*As Subverting The Values He Will Be Sworn To Defend

A Nigerian lawyer, Daniel Alagor Esq., has challenged NBA presidential aspirant Aare Muyiwa Akinboro SAN to formally withdraw the Egbe Amofin O’odua court suit that blocked his competitors from the nomination process — describing the aspirant’s submission of a nomination form on April 8 while the court order remains active and adjourned to April 15 as an attempt to win the presidency through judicial manipulation rather than fair democratic contest

In a searing critique titled “Does Akinboro Want To Be An Ex Parte President Of NBA?”, Alagor accused Akinboro of “clearing the field with court orders” and then seeking “the applause of a fair contest,” arguing that the NBA cannot credibly defend justice and due process if its own president arrives in office by subverting the very values he will be sworn to uphold.

On April 8, 2026, Akinboro walked into the offices of the NBA Electoral Committee and submitted his presidential nomination form. He arrived with supporters, thanked God, and young lawyers posed for photographs.

“The Bar should not confuse that photograph with innocence,” Alagor warned.

The submission came against the backdrop of two court orders obtained from the Oyo State High Court on February 24, 2026, by the Incorporated Trustees of Egbe Amofin O’odua a regional association of Yoruba lawyers that effectively froze the entire NBA electoral process except for Akinboro’s candidacy.

The first order, granted by Justice Y.S. Adekunle in Suit No. I/205/2026, was an interim injunction barring the NBA from recognising or processing the nominations of any candidate other than Akinboro. The second order halted all Electoral Committee activities and barred the NBA President from constituting any electoral body.

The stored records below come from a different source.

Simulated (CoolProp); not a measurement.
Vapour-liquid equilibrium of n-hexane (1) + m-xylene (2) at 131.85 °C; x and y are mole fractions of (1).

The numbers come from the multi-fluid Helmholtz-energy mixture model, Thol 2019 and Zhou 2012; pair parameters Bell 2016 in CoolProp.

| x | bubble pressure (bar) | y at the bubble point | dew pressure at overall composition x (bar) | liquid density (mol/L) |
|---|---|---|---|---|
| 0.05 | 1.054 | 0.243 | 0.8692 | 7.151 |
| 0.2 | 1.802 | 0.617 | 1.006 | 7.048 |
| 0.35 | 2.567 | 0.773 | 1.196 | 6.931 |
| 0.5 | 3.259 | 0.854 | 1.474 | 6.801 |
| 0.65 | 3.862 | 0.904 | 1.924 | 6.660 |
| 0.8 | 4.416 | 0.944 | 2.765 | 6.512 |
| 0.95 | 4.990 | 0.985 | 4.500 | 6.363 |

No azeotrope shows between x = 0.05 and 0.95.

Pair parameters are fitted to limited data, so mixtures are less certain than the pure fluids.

“Together, both orders froze the entire process, with Akinboro as the only man left standing in an empty field,” Alagor stated.

Alagor framed the central question not as one of credentials or connections but of fitness for office.

“The question before Nigerian lawyers is not whether Akinboro is credentialed or well-connected. It is whether a man who used the judiciary to eliminate competition should be trusted with the presidency of an institution whose entire moral authority rests on fair process. That is not a question about personality. It is a question about fitness,” Alagor wrote.

He cited former Chairman of the National Human Rights Commission, Professor Chidi Anselm Odinkalu, who described the first court order as a “blatantly corrupt” attempt to predetermine the election outcome.

“There is a word for winning a race after locking the other runners out of the stadium. It is not a victory,” Alagor declared.

Alagor exposed what he described as a fundamental logical contradiction in the Egbe Amofin suit.

“Egbe Amofin argued before the court that the NBA constitution does not recognise zoning in a manner that creates a sole candidacy, then used precisely that argument to demand Akinboro be recognised as the sole candidate. They cited the Constitution to produce an outcome that the Constitution forbids. They invoked the rule of law to destroy it,” Alagor stated.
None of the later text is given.